Expense or Liability?



· 3 min read

As a new business owner learning to manage your business's accounting records, you may soon find figuring out whether something you are paying for should be recorded as an expense or a liability can get confusing.

Both are money that your business needs to pay out to continue operating. But how do you differentiate between the two?

Three Features of Expenses

First, you should know that your expenses are tied to your revenue. You will have to pay for these for your business to make money. So, they are operational costs.

The second thing you need to know is that expenses will appear on your income statement rather than your balance sheet. This point is critical to remember when preparing your company's financials.

Lastly, you need to know that you can pay expenses immediately with cash or delay the payment for a period in the future. When you do this, the expense remains but also becomes a liability.

A Simplified Example

Let's say you make chocolate bananas for sale. To make money, you need to buy the oil, chocolate, and bananas and pay for the electricity and gas to make them.
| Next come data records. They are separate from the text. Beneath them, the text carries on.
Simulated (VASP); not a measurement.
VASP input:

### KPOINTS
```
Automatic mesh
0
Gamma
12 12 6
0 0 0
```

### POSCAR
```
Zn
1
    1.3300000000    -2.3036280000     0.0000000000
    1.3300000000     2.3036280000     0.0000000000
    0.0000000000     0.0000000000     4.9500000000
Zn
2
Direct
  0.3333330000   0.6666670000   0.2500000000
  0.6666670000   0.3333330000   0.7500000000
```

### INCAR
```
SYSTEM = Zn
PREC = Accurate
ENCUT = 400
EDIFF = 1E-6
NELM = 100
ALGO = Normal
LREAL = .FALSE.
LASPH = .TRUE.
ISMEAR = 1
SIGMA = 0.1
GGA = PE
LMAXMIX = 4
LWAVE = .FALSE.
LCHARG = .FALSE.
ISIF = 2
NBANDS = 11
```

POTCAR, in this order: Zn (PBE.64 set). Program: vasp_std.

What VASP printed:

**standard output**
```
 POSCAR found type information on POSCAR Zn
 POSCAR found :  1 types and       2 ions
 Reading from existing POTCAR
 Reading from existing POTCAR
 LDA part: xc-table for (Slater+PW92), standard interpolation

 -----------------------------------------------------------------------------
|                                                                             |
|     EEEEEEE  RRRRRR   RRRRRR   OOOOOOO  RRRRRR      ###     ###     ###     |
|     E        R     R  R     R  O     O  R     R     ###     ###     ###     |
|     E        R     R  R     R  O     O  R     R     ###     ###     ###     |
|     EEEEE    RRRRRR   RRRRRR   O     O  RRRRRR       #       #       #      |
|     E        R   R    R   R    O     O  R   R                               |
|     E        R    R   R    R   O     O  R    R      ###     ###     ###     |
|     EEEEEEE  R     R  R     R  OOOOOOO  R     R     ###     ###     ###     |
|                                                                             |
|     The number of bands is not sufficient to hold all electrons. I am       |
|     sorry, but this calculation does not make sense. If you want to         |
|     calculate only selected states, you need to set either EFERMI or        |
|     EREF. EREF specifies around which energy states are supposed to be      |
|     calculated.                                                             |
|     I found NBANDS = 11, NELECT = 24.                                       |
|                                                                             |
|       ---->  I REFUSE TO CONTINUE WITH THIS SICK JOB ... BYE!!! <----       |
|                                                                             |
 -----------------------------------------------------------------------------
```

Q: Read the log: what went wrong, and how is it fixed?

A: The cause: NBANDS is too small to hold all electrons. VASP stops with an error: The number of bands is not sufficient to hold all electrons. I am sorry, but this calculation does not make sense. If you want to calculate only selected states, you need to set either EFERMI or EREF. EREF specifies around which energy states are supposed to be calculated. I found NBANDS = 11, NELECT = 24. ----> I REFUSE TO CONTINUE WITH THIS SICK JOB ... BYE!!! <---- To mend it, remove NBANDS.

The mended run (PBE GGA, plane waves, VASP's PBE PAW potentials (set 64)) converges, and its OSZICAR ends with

You pay for these things every time you use them. All these expenses are used to generate revenue for your business. They are expenses.

But then, one day, the shopkeeper tells you that you can buy the banana today but pay her for it next month. So you agree.

How is this Recorded?

When you go to do your accounting, you will still record the expense of the ingredients you used to make the choco-banana. In accounting, expenses are recorded on the debit side of your accounts.

So, to complete the transaction, you need to enter a credit.

If you had paid with cash, you would credit cash. Since cash is an asset, this credit entry would decrease the cash you have as a business.

But now that you have agreed to pay next month, you will record it under your accounts payable account (which is just fancy accounting terms for money you owe others.)

Since Accounts Payable is a liability, you will increase it by recording a credit to it, thus completing your entry on both the debit and credit sides.

Your expense remains an expense but has now been recorded as a liability.

The Challenge

Challenge yourself to list your expenses and identify the ones that become liabilities to help you grasp the idea better.